Emilio Morenatti, Associated Press
MADRID — The Spanish government on Friday authorized oil drilling off the Canary Islands, one of Europe's most popular tourist destinations, in a bid to ease the struggling country's expensive dependence on crude imports.
Spain imports more than 99 percent of its oil, the price of which has risen sharply in recent weeks, hurting the country just as it faces another recession and record unemployment.
Deputy Prime Minister Soraya Saenz de Santa Maria said the permit to drill off the Canary Islands, which receive some 9 million visitors a year, would go to Spanish company Repsol YPF SA.
The company said the site it is eyeing off the island of Lanzarote could mark the biggest hydrocarbon find in Spanish history. It will do an environmental impact study first and expects to start drilling in two years or so.
The new operation will be a resurrection of a plan first approved in 2001, also by the conservative Popular Party now in power. The Canary Islands regional government sued then and the Supreme Court annulled the permit on a technicality, in 2004. When Repsol refiled its plan, Socialists had taken power in Madrid and shelved the blueprint.
The two wells Repsol plans to drill 60 kilometers (35 miles) east of the Canary island of Lanzarote could yield as much as 100,000 barrels of oil per day, Spanish media have reported.
Spain is under intense pressure to reduce its deficit and convince international investors that its economy can return to growth, become competitive, and deal with the painful fallout of a burst real estate bubble.
Among the latest measures to raise money, Saenz de Santamaria said the government would shut down 24 state-owned companies and divest stakes in another 50.

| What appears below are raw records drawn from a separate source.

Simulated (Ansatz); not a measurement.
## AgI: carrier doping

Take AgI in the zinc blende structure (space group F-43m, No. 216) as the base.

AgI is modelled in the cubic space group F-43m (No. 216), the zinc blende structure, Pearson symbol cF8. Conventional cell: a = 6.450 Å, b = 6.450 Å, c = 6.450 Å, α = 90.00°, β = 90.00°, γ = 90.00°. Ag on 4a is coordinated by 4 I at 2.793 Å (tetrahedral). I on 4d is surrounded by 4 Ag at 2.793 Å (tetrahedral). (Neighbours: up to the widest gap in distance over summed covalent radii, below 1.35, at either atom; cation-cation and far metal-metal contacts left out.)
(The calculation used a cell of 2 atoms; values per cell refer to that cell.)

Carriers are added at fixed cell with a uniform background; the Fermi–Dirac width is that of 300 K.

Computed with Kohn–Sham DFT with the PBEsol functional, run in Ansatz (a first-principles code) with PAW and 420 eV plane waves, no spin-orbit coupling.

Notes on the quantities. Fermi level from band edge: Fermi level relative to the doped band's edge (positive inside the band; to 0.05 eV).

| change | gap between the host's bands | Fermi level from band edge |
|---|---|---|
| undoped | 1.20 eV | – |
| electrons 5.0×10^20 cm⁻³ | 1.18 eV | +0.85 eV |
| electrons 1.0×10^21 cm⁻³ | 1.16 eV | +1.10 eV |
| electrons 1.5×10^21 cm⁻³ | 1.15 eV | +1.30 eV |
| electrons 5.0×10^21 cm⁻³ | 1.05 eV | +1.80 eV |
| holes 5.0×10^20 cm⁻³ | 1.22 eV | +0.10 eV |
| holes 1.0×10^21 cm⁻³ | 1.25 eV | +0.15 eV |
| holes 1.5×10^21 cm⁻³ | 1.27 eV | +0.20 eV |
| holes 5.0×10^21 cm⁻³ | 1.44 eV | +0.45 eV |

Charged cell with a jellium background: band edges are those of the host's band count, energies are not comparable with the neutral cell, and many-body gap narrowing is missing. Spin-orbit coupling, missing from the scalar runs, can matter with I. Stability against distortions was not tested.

Some were obsolete, such as advertising campaigns for national gastronomy or the 1992 Summer Olympic Games in Barcelona, with a few counting more board members than employees.
Official figures released Friday showed that despite Spain's austerity measures, the national debt load keeps growing as the economy struggles.
The Bank of Spain said national debt stood at 68.5 percent of GDP at the end of 2011, the highest ratio since 1995.
This marked a 2.5 point increase from the third quarter of 2011. At the close of 2010 it was 61.2.
Spain's debt percentage is well below the EU average but its borrowing costs are higher due to concerns about its economic outlook.
The debt load, which includes regional and local debt, was €735 billion ($960 billion) at the end of 2011.
Debt owed by the 17 semiautonomous regions shot up 17.2 percent last year. The worst-off was Catalonia, the wealthy and powerful northeast region whose capital is Barcelona. It accounted for nearly a third of all regional debt.